Section notes: Week 3

CS 164, Fall 2005

Follow-up from last time

What C lexical structure does cpp care about?
- C comments, strings, identifiers, commas, parens
- Current line number and file name
- Enough about numbers to handle #if
Outside #if lines, can handle ill-formed C input
- Doesn't complain on 1g2 in main text
- Means cpp can be used for more than C
What about precompiled headers?
- Included in Xcode (Apple's version of GCC 4), Visual C++
- Reduces I/O cost, even if lexing is free

Lexing approaches

Ad hoc
- Just break string based on white space, commas, etc.
- Example: C strtok function
- Recognize any keywords by table lookup
- Great for little tasks (e.g. config files)
Regular expression libraries
- Built into many languages (e.g. Perl, Python, Allegro CL)
- Regular expression -> NFA -> DFA -> compressed DFA (more next week)
Lexer generators
- Classic example: lex/flex (compiles to C code)
- What if there are multiple matching patterns? Disambiguate by longest match, order of declarations.
- Can attach semantic actions to different tokens (e.g. ignore comments, convert integers to internal format)
Lexing as top-down parsing
- Example: Henry Baker's Pragmatic Parsing in Common Lisp (Meta)
- Idea: Write a grammar for tokens in terms of characters
- Can use automated tools, often simple enough to do by hand

CL lexing and regex tools

Regex libraries
- Allegro CL regex package
- nregex (also included in SLIME)
- CL-PPCRE (portable Perl-compatible regular expressions for Common Lisp)
- Regex libraries from Dorai Sitaram, Michael Parker, Jeff Massung, ...
Lexing
- Pragmatic Parsing in Common Lisp describes the Meta system.
- Macros based on any old regex system (Cl-PPRCE example)
- Deflexer macros from David Bindel, Michael Parker, Jeff Massung, ...

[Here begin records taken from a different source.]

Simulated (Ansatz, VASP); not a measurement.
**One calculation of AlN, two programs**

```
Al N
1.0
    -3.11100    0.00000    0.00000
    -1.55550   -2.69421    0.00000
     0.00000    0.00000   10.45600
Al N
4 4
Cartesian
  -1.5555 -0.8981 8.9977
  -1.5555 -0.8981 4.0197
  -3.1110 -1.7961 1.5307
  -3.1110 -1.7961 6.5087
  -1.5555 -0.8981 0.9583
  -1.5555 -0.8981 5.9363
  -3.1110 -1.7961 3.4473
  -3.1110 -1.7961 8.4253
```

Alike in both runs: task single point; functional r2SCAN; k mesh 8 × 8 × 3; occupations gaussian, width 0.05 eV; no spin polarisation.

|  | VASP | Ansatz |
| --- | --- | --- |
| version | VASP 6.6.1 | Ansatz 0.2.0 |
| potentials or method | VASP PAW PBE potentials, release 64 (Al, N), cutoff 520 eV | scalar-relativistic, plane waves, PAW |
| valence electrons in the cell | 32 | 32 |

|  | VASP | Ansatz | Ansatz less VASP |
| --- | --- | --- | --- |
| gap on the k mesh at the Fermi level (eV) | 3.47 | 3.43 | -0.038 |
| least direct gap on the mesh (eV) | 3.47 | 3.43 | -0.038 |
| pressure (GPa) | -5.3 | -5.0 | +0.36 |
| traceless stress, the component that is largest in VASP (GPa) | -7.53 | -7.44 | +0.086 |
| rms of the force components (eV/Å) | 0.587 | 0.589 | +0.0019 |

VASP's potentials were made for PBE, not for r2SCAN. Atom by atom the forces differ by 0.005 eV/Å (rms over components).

Strategies for the MJ lexer

MiniJava lexical structure is simple. You have words (which can be divided into keywords or identifiers by table lookup), numbers, operators and punctuation, comments, and white space. The only operator that uses more than one character is &&; the only non-word token types which cannot be distinguished from one lookahead character are the two types of comments (both start with /). It's easy to lex by hand; if you use a tool, make sure it saves you work.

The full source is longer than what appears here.